Os Guinness: Liberals and Conservatives Are Getting Religious Freedom Wrong
"Diversity" is a dirty word for many conservatives who view it as a thin disguise for relativism or social engineering. What do you mean by "diversity," and why should conservatives—and liberals—champion it?
Many conservatives misunderstand and then twist the term "diversity." Diversity is simply a social fact. We are in a world where it is now said, because of the media, easy travel, and migration, that "everyone is now everywhere." What is dangerous is not diversity per se, but relativism—the claim that there is no such thing as truth. Freedom itself cannot be defended on the basis of relativism. So conservatives are wrong to dismiss diversity, just as liberals are foolish to celebrate it without working out its implications. E Pluribus Unum (Out of Many One) was once not just America's motto, but its greatest achievement. But today America is stressing the pluribus at the expense of the unum. The result can only be disastrous. The real question is, "How do we live with our deepest differences" when those differences are stronger and deeper than ever before? The answer, I believe, is to recover a principled vision of religious freedom for all and forge a civil public square in which it can flourish.
In what other ways does The Global Public Square challenge both liberals and conservatives?
People on both sides are making some crucial mistakes in the way they think they are defending religious freedom. The result is some very unconservative conservatives and some highly illiberal liberals. Among the unconservative errors is the way many people are fighting back against violations through law and lawsuits alone—whereas anyone with a knowledge of history knows that the secret of freedom lies in cultivating certain "habits of the heart" (through civic education) and not just resorting to law. Among the errors of the illiberal liberals is the current vogue for equality at the expense of liberty. From the French Revolution on, there are stark lessons about what happens when egalitarianism becomes the ruling principle. Yet the U.S. seems bent on repeating those errors as the sexual revolution wins the day and applies its vision of equality and non-discrimination everywhere. What happens, as a result, is that the state ends up discriminating against religious liberty and freedom of conscience—as with the misguided directives "de-recognizing" religious student organizations in the University of California.

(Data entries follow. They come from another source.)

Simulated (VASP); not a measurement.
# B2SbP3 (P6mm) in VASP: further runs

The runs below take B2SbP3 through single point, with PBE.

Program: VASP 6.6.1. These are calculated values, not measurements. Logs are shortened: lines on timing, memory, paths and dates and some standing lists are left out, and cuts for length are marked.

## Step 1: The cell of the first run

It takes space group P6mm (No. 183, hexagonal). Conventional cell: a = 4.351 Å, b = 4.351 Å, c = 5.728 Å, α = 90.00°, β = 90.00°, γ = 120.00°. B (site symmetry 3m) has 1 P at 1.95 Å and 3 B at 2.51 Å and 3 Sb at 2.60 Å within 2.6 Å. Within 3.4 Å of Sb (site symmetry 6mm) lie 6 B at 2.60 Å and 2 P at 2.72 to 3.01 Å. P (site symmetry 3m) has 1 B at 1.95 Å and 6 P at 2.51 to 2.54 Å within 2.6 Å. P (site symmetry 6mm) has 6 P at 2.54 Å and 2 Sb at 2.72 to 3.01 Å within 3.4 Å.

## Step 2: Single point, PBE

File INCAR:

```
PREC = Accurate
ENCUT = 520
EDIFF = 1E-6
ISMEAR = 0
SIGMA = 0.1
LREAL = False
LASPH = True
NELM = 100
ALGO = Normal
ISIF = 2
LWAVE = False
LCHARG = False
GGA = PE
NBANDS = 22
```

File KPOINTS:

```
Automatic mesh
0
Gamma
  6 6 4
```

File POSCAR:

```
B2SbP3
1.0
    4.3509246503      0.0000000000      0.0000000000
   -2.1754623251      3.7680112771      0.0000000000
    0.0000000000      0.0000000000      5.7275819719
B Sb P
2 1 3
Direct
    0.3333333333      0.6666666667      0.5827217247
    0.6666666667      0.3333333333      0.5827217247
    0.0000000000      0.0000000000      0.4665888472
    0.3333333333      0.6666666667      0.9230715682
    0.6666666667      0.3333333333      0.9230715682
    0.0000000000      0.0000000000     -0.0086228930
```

You were born in China and have spent most of your adult life in England and the United States. How has your experience of three different church-state models shaped your thinking on these issues?
My own experiences have shaped me enormously. I grew up under the beginning of Mao Zedong's reign of terror. I went to college when it was obvious that aggressive anti-Christian secularism was in part a reaction to the corrupt and oppressive state churches in Europe's past. And now I am living in the U.S., where I am stunned by the lack of understanding of and dedication to one of America's core principles and greatest accomplishments: religious freedom for everybody. My travels, of course, have taken me to other places, such as the Middle East, where the lack of religious freedom for all is tearing nations to pieces. In short, religious freedom for me is anything but an academic issue. It is all about the freedom to be human and to create just, peaceful, and thriving societies.